The Soviet Constitution: myth and reality - Richard Schifter's address before the American Bar Association in San Francisco, August 10, 1987 - transcript

US Department of State Bulletin, Oct, 1987

What Gorbachev and his friends are attempting to strip from the operations of the Soviet system, in the name of glasnost, are the features of oriental despotism initially imbedded in the Leninist construct by Joseph Stalin. These include severe punishment for the mere expression of dissenting opinions, rigid limitations upon allowed literary expression, state control over all other forms of artistic endeavor, punishment for criticism of any state official or any official action, etc. Under glasnost all of these Stalinist controls are to be relaxed. The petty tyrannies of local officials are to be ended, as efforts are made to have the lower levels of the bureaucracy operate under the rule of law. But, and this is a point that must be kept in mind, there are to be limits to the relaxation. Nothing is or will be allowed that might threaten the control of the state by the party, as guaranteed by Article 6 of the Constitution. Gorbachev and his colleagues reject, as did Lenin before them, "bourgeois democracy." Their goal is to return to the practices of the Soviet system in the early 1920s, in the time of Lenin and the years immediately after his death. Their notion is to live by Lenin's precepts, not to abandon them.

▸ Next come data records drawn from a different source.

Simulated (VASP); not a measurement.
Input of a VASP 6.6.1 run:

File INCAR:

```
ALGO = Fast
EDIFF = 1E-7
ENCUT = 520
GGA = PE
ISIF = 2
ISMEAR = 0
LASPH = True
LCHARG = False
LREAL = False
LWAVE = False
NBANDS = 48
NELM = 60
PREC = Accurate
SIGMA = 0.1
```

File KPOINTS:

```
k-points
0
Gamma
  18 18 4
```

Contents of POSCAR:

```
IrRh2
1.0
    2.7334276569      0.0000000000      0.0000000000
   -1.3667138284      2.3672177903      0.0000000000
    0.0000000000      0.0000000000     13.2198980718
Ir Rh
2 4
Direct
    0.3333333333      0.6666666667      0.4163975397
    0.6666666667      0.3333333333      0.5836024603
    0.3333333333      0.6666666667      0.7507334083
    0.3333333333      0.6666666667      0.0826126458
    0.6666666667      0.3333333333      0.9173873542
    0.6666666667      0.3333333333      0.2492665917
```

It is important to note in this context that Stalinism is now being stripped from the Soviet system for the second time. It was initially exorcised by Nikita Khrushchev, back in the 1950s. It evidently sprouted again after Khrushchev's removal, even though not driven by paranoia of the same intensity as under Stalin. What the Soviets really should ask themselves is whether a Leninist system, without any checks and balances, will inevitably, over time, develop Stalinist features and whether, therefore, in the absence of fundamental change, Gorbachev's glasnost is not likely to go the way of

Khrushchev's thaw, with the country returning to another form of despotic rule.

As I have noted, the Soviet governmental system is characterized by an absence of checks and balances, by an absence of a constitutional framework which guarantees individual rights against the highest state authority. It is for that reason that the operation of the entire system is so critically dependent on the outlook and attitude of the person or persons who at any one time control the principal levers of power in the Soviet Union. As Dr. Koryagin--the Soviet psychiatrist who has recently been released from prison--has had occasion to observe, the somewhat greater freedom of expression now allowed in the Soviet Union is not guaranteed, it is permitted, and permission can at any time be withdrawn.

Though the Soviet leadership does not appear to have any present intention of abandoning the basic precepts on which its system of government rests, that does not mean that no change will ever occur. Having gotten in recent months at least a whiff of greater freedom, some Soviet citizens might be willing to learn how other societies go about the task of assuring respect for individual rights. And who would be better equipped to talk to them about this subject than those whose professional responsibility it is in a democratic country to see that the rights of the individual are protected?